• Four people and the words, Extension Matters.

New Way to Farm

A man and woman standing in a grassy field in front of cattle.
The Hurts are invested in making the most of their land and cattle.

Couple uses regenerative agriculture principles to raise cattle

Story by Leah Barbour • Photos by Kevin Hudson

A couple standing in a grassy field with arms around each other.
Katie and Cooper Hurst, cattle ranchers
in Wilkinson County

It takes a different mindset, a different approach, and different tactics. But regenerative agriculture can work, and it’s working really well at Hunt Hill Cattle Company.

Cooper and Katie Hurst, originally from Baton Rouge, Louisiana, started buying cattle for southwest Mississippi pastures in Wilkinson County back in 1995.

Starting with 20 cows and 650 acres, their cow-calf operation has increased in head and acres. They moved to Woodville full time in 2004.

“We have enough to keep us busy,” Cooper laughs. “As we rotated the cattle, the more and more grass we grew. We got into high-density grazing about 10 or 11 years ago, where we graze cattle in a smaller area for a shorter amount of time but with a longer rest and recovery.

“Amazing things began to happen with the grazing—for the cattle’s nutritional health and for the soil.”

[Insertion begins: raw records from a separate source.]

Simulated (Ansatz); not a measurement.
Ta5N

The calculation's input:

Their operation truly is a business, he adds, and profit considerations kept him and his wife continuing to learn more about how to produce the best cattle with the least environmental impact. They attended Mississippi State University Extension Service cattle workshops to improve their knowledge on a range of cattle-related topics, especially cattle stocking and forages.

About 8 years ago, Katie continues, the couple started learning about regenerative agriculture.

“It’s a mindset change, and we didn’t have to go out and spend money on it,” she says. “We learned about the soil health principles, and it’s improved the forage, the soil, the bug life, the bird life, all the interconnected wildlife habitat—and reduced input costs.”

The Hursts plant a wide variety of cover crops, but they don’t till, spray, or use commercial fertilizer, says Lionel Brown, Extension agent in Wilkinson County. The Hursts are farming the way they want to, and it’s working well for them.

We learned about the soil health principles, and it’s improved the forage, the soil, the bug life, the bird life, all the interconnected wildlife habitat—and reduced input costs.

— Katie Hurst

“Mr. Cooper is so scientific with his approach; it’s neat knowing about the soil and how to keep it healthy, not just with cover crops but with a whole lot of things,” he says. “If you’re going to grow cows, you’re going to be a grass-grower first. That’s the Hursts’ deal with regenerative farming: they are stewards of the land, maximizing what they have.”

Even when clients get soil tests and follow Extension’s recommendations to select the best forages, the process of maximizing the use of the land does take time. Being a successful producer requires knowledge, and the Hursts have learned quite a lot, Brown emphasizes.

“Mr. Cooper is a mentor, and I’ve learned a lot from him—he’ll tell you what he did and how it works for him,” Brown explains. “He just tells his story of trial and error and what works.”

Cattle grazing in a large green field behind a blue pond.
Grazing cattle

Whether they’re controlling weeds to get more good grass for their cattle, planting forages that maximize the use of the land, or working to enhance their soil, the Hursts are invested in making the most of their land and cattle, while preserving the beautiful Wilkinson County acres for years to come.

“They’re trying to reduce the carbon footprint right here in this county,” Brown says. “There are so many different types of operations, but this works for them. It’s nice to see this diverse approach to the cattle business.”